Marine Corps Air Station beaufort, S.C. --
The Department of Defense is working to protect the identity of service members and DoD employees.
The plan has begun to remove the social security numbers from the Common Access Cards, the U.S. DoD smart card issued as standard identification for active duty and reserve military personnel, civilian employees, non-DoD government employees and state employees of the National Guard and eligible contractor personnel, according to DoD CAC Web site, www.cac.mil.
This proposal is part of an ongoing effort to provide government personnel with the most secure and reliable forms of identification possible, according to the Defense Manpower Data Center Web site www.dmdc.osd.mil/smartcard. The next-generation CAC represents significant strides in contactless technology and heralds a critical step in the evolution of personnel and national security.
The next-generation CAC is more sophisticated than the standard CAC card. It will have increased data storage and memory capacity with an integrated circuit chip, magnetic stripe and contactless capability. It will be the DoD’s solution to the new federal credential, according to the DoD CAC Web site.
The next-generation CAC is safer because it will be used for identification purposes when entering federal buildings and controlled spaces, according to the DoD CAC card Web site. There will also be improved vetting and background check requirements for all cardholders.
“This change is already taking effect on the Air Station,” said Roberta Sanders, a Defense Eligibility Enrollment Reporting System representative aboard Fightertown. “We (DEERS) think this will be a good change in applying more security for service members and their families.”
The plan is broken down into three different phases, according to the Defense Manpower Data Center Web site.

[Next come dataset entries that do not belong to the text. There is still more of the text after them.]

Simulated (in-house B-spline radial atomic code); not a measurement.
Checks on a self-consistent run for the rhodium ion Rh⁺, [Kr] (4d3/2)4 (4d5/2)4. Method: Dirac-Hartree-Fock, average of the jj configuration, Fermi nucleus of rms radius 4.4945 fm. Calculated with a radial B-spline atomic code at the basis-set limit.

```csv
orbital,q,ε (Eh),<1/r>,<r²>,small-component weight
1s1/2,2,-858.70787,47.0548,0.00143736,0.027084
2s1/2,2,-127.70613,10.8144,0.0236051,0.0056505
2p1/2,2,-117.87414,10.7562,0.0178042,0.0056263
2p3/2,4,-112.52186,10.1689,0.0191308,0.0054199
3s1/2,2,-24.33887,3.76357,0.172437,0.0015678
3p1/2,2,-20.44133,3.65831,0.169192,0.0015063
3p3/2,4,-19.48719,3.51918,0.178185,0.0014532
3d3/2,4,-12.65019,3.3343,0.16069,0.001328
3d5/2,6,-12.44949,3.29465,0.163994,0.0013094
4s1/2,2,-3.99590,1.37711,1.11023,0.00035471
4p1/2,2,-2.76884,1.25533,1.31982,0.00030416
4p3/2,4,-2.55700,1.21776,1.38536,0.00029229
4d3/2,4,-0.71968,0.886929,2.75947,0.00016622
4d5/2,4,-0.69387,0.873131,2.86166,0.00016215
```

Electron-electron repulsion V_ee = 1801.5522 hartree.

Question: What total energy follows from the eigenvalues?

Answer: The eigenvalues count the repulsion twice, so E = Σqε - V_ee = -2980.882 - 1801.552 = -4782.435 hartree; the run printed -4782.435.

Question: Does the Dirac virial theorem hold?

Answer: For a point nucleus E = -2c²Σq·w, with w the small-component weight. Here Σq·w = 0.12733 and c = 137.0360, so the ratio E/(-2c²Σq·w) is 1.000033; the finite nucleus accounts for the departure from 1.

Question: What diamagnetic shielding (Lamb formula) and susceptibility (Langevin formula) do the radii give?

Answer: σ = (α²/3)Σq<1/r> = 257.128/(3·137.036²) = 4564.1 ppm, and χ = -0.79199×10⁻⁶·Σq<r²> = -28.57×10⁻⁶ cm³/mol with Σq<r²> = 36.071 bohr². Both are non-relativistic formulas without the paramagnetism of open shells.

The first phase will consist of removing the social security numbers from service members’ dependants’ cards, which began at the end of the 2008, and replacing them with X’s.
The second phase will be comprised of removing the SSN from all CAC cardholders, slated to take place at the end of 2009. The difference, however, is Geneva Conventions identification cards will retain the last four digits of their SSN.
The third phase of the plan is to remove SSNs from the barcode of the cards, scheduled to take place in 2012.